Giter Site home page Giter Site logo

Comments (9)

tangliisu avatar tangliisu commented on April 16, 2024

I take some local test and cachelib works well. Just crashed when i go to test cluster

from cachelib.

sathyaphoenix avatar sathyaphoenix commented on April 16, 2024

That's strange. The default in the config is 1.25 here (https://github.com/facebookincubator/CacheLib/blob/main/cachelib/allocator/CacheAllocatorConfig.h#L569).

Can you share the stack trace of the exception and also log the config.allocationClassSizeFactor before creating the cache through make_unique.

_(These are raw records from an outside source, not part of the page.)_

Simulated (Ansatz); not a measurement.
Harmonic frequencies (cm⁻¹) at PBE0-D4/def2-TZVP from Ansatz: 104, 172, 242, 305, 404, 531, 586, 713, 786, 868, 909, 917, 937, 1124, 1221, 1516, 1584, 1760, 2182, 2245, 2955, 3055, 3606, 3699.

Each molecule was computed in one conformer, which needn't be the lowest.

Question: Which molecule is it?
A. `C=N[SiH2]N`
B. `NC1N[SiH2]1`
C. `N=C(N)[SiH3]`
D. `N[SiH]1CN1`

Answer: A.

Does it always crash and does the error happen when you manually set the factor through setDefaultAllocSizes() ?

from cachelib.

tangliisu avatar tangliisu commented on April 16, 2024

Hi I will private build to check config.allocationClassSizeFactor tomorrow and check if it will crash if i manually set the factor tomorrow. this is the stack trace of the exception.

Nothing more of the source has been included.